# Trávník's smooth self-referential formula - Formula development

Self-referential formulas have two components to them: part that can draw a glyph and a part that can use it to render itself and the big number.

February 2017 to August 2017 I have experimented with various formulas to plot Bézier curves along with creating a crude glyph editor for them. Most useful resource for learning the Bézier curves was https://pomax.github.io/bezierinfo/. I tried several approaches with different ways to render Bézier curves. At first I was using parametric curve for 4-control points where a shape was drawn along the curve (circular or rectangular, or even squircle). I could even use Bézier polynomial to continuously change from square to squircle to circle along the path. For non-circles, I could rotate the shape along the curve based on another Bézier polynomial defining rotation. This was reminiscent of how Knuth's Metafont defines glyphs. I could create a crude font like DIN Round that way, but the more I learned about typography and visual tricks it does to make font look right the less it was appealing to create a font that way.
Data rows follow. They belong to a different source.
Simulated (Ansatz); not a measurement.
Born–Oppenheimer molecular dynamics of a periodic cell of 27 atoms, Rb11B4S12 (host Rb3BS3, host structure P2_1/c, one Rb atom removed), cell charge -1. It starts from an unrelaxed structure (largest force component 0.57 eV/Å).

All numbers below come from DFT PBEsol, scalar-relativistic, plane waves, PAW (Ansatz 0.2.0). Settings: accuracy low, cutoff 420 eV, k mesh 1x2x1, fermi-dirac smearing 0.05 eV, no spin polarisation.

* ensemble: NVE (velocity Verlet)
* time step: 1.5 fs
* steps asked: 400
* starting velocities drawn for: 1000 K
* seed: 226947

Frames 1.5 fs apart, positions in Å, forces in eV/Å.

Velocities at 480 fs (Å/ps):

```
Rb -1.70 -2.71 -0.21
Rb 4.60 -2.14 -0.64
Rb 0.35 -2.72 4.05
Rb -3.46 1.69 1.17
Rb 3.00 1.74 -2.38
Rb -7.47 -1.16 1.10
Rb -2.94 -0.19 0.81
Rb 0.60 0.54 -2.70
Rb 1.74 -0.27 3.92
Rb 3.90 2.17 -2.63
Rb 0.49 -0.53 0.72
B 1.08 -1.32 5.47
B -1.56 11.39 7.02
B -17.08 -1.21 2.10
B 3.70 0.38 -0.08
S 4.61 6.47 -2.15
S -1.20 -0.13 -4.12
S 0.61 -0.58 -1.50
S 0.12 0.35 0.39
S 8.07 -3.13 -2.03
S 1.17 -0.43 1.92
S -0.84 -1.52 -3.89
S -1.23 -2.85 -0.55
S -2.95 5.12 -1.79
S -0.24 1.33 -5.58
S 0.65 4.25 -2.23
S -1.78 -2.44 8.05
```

Typography is all about outline based fonts. So in August 2017 I searched for other formulas that could be useful for glyph rendering that would be using outlines. I developed one that used even-odd collision counting (a common way to do polygon fill in computer graphics) that was solving general cubic equation (that came out of Bézier polygon). For point Px, Py I would just cast a ray x ≥ Px, y = Py and count collisions with all the outlines along the way. I could express it as quite long formula that included solving cubic equations including all the sub-cases. But that was not numerically stable where control points meet. It was causing line artifacts extending from control points and tangents. Then (still August) I tried winding number based polygon fill methods. I did not expect they would work well, but they really did. Most direct inspiration for this was this article https://tug.org/TUGboat/tb33-1/tb103jackowski.pdf (Bogusław Jackowski, TUGboat, Volume 33 (2012), No. 1, Pg. 98-101) about computing winding numbers / winding angles. To compute winding angle for point P it computes angle at point P closed by end points of a curve if the curve is far enough to be sure it does not go around the point from other direction or circling it. When it is too close it recursively splits its into two curves, that may be far enough. I have simplified its condition on what is far enough. In my variant the curve is split if the point P is inside the bounding box of Bézier curve control points.

By end of August 2017 I have had the part that renders glyph finished and I started designing letters and numbers while improving the glyph editor along the way to support editing operations I needed.

At this time I could try to convert existing font into my outline curve format, but that would be bad from legal point of view because fonts have licenses attached. I would not really want attach a license into the formula. Also I wanted to try designing a font myself a thing I never did myself before. Designing a font consumes a lot of time. To outsiders of typography the letters can just use regular geometric shapes that follow coarse grid of control points, but in fact the human vision is pleased most by shapes that are not fitting a coarse grid of control points. For example see here: https://frerejones.com/blog/typeface-mechanics-001/. Also a font is not a group of pretty characters, but rather a pretty group of characters. How the characters fit together when used to write words is important.

Close to end of 2017 I had most of the letters I needed. I started developing Composer. Part of program that could present several letter/glyphs composed together.

In February 2018, I did get some help on typography in this forum: http://typedrawers.com/discussion/2574/self-ref-a-special-purpose-serif-font. I have incorporated some of the advice into my font. But I decided that rather than perfecting the font, I needed to complete the project.

Since then till end of 2018 I was not really devoting that much free time to this and rather pursuing my photography hobby, but still along I was improving composer part of program a typesetting the final formula.

By 2nd Feburary 2019 I had the final version of typesetted formula and optimized tools to create a rendering of it. Rendering whole formula including the big number in higher resolution takes days of computing power even with the fast variant of the formula implementation.

I spent rest of time writing texts and preparing source distribution for public use.